No, I’m not referring to our kids, who have to be threatened with the removal of all personal electronic devices before they will deign to do their summer reading assignments. I’m talking about the 370 million children in Africa, 40% of whom do not attend school, the vast majority of whom have never owned a book, and who would be thrilled beyond belief with a chance to get an education and change their lives. The children Books for Africa was created to serve.
From its modest offices in St. Paul, Minnesota, with a total staff of 10, Books for Africa has become the largest shipper of donated books to Africa – sending 22 million books to 45 African countries over the past 22 years. It all began in 1988, when St. Paul publisher Tom Warth went to Jinja, Uganda to visit a Ugandan friend, and they happened upon a library. It was a beautiful space, but there were about 10 books in it, most over 25 years old. Warth came home, met with some friends from the Minnesota Book Publishers’ Roundtable, and started Books for Africa – with the plan to reclaim books headed for American landfills and put them into the hands of African children who have never before held one.
But it costs money to ship huge quantities of books: a container that holds 22,000 books weighs 20 tons and costs $10,000 to ship. So Books for Africa devised a brilliant system that leverages the power of volunteers across the country who collect donated books, ship them to BFA’s warehouse in Atlanta, sort and pack them, and raise money for shipping. It then connects them with organizations in Africa that have requested the books and can receive and transport the shipment, and get the books on the shelves of libraries, universities, schools, orphanages, and community centers in these countries. It’s incredibly efficient and effective– but every day, more letters from Africa begging for books come flooding in.
Here is one from a Peace Corps volunteer serving in an elementary school in a tiny rural village in Namibia:
“Though there are no chairs or tables in our library, and only a ragged carpet on a cement floor, the children line up outside, waiting anxiously for me to open every afternoon, excited to look through and read, yet again, the same book they read yesterday.
“The children spend long afternoons flipping mesmerized through picture books, tracing words with their fingers, asking for definitions or explanations. The library has become a place that not only creates a love of reading, but offers and inspires an interest in English, the national language of this still newly independent nation, and an awareness of a world outside the hostel walls.

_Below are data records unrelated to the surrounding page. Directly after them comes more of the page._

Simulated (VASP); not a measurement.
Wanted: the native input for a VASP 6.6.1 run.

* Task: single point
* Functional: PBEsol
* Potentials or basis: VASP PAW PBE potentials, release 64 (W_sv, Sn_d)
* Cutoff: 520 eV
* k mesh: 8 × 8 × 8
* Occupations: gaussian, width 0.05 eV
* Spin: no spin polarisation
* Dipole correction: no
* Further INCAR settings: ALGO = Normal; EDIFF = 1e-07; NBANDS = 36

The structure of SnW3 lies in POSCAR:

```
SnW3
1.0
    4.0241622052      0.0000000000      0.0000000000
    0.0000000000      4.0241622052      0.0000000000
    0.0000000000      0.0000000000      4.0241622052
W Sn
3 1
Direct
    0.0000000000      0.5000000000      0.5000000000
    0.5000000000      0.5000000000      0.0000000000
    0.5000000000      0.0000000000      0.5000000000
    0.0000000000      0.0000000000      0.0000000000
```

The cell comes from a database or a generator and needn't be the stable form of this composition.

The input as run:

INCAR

It is therefore on behalf of all the children at the school that I request a donation of books for our library.”
Well, I couldn’t say it any better than that! I’m giving $100 to Books for Africa today to ship 200 books to Africa …and then I’m donating all the books my daughter didn’t read this summer to Better World Books (see post 6/2), an online new & used book seller and gigantic supporter of Books for Africa. (And I just decided I’m giving all the lovely grads I owe presents to a donation to BFA in their names!) To join me, click here!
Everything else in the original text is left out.